Call of the Sea has been lingering in my periphery for a while. I saw it on the PS Store and the main draw for me was the box art. A 1920’s redhead on a tropical island? Alright, that sounds like it’ll be a fun, pulpy adventure. It went on sale, so I decide to take the plunge.

The art style pops with color. It doesn’t go for a photo realistic look, instead leaning into a 1950s movie poster aesthetic. It makes the island much more engaging to explore and build the sense of dread or wonder when needed. The loading screens are beautifully painted & remind me of the original Tomb Raider loading screens. The music is the orchestral score you’d expect from this game, even still, it’s good. There’s not a lot of animations on display. You never come across any other NPCs during gameplay, & I could guess that from the intro scene. If you are conversing with someone in person, they are always behind a door or just off screen.

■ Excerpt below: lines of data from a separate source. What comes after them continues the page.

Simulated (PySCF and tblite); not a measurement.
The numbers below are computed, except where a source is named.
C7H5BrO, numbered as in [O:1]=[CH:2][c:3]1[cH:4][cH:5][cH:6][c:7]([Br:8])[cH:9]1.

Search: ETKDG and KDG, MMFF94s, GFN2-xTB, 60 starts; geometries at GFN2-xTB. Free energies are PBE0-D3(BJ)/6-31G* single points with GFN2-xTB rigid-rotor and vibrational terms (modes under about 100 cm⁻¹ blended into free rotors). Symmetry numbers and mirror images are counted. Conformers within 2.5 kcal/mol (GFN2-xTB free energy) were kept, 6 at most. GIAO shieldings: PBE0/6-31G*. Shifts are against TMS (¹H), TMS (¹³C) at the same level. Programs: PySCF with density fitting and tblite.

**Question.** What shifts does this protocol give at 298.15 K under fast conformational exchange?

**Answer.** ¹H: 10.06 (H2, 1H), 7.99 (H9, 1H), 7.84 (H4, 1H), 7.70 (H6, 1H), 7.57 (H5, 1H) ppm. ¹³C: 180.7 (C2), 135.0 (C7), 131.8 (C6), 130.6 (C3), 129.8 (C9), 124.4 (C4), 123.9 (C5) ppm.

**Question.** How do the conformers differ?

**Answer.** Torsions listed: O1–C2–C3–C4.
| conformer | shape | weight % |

Calling this game a Walking Simulator would be a bit disingenuous. While it does have some of the trappings of that genre, lone protagonist, reading notes about a past event, limited gameplay, melancholic emotions, etc., Call of the Sea does feature puzzles. You aren’t simply on a tour of this remote island. Each level, or chapter, has a big puzzle for you to solve. Luckily, they aren’t too cumbersome. I only needed a walkthrough on one puzzle, the rest I could work out through trial and error. The game presents you will all the information you’ll need to figure the puzzle out then leave you to your own devices. My favorite was the language puzzle towards the end. There was one puzzle that involved running around a whole village that got annoying with all the back tracking. While it’s nowhere on the level of a LucasArts adventure game, the puzzles add just enough flavor to keep this being something like a Firewatch or Kona.

In regards to the story, I quickly learned this game was not, in fact, inspired by the pulpy adventure comics and novels of the 1930s and instead pulls from Lovecraftian inspirations. Admittedly, I was a little disappointed when I first learned this. It’s not heavily marketed as a “Lovecraft game” like Sinking City or Call of Cthulhu. While I can appreciate what Lovecraft did for psychological horror, I find his work overhyped and it never really grabbed me. Your character, Nora, is searching for her husband’s lost expedition he went on to cure your mysterious illness. You get a photo of his crew at the beginning that serves as the “You’ll get to see how all these people died” scorecard. Chapters 2 & 3 lay on the looming, oppressive horror of the Lovecraft style, and it’s fine, but… eh. We follow the tale of your husband’s expedition team as they all die in predictably Lovecraftian ways. Luckily, I knew this game wasn’t going to have any big scares with a monster or anything, because there’s never any NPCs.

Then, as the game progressed, it surprised me. The developers put a twist on the Lovecraftian elements I hadn’t seen before. There’s still that underlying unsettling feeling as you look at the macabre murals left by the ancient peoples, but the game starts to feel a bit more like a romantic adventure tale. Instead of Lovecraftian Horror, they gave us Lovecraftian Romance. Spoilers from now on, but you can see through his writings that your husband is slowly going mad, and these types of tales aren’t known for happy endings. But when he was on insanity’s doorstep, it was his love for you that brought him to his senses and devised a solution to your illness. It leads to a binary choice you must make at the end, with both endings being bittersweet in their own way. I didn’t leave this game feeling dread, I left feeling sad, which is an odd way to leave a Lovecraft-inspired game.

While you spend a lot of time following the tragedies of your husband’s expedition, Nora is an interesting character herself. When she first arrives on the island & through a majority of the first act, she’s very casual about all of the strange and awful things she discovers. At first, I chalked it up to her flippant, 1930s attitude, but that explanation could only support so much weight. We then learn that she is actually a fish person, or transforming into one. Her “fish blood” is causing her slow death and will kill her unless she completes a ritual to become an immortal fish being. This is what her husband realizes, so he sends her to the island so she can be “cured” at the cost of never being together again. You can either complete the ritual or say to Hell with it and go back to him, as he is one of two from his expedition to survive the ordeal. Becoming a fish person wasn’t presented as this horrific thing, more a supernatural evolution of life. It was up to you whether you took the leap.

All in all, this game started out seeming like just another Lovecraft game, but it twisted the inspirations into something more adventurous and self-reflective. The puzzles helped to give this game some meat and the story knows how to tug on the heartstrings. While it wasn’t the pulpy, Indiana Jones-esque adventure I was expecting, I enjoyed my time with Call of the Sea & would recommend it to any fans of neat stories or puzzles, even at it’s normal asking price.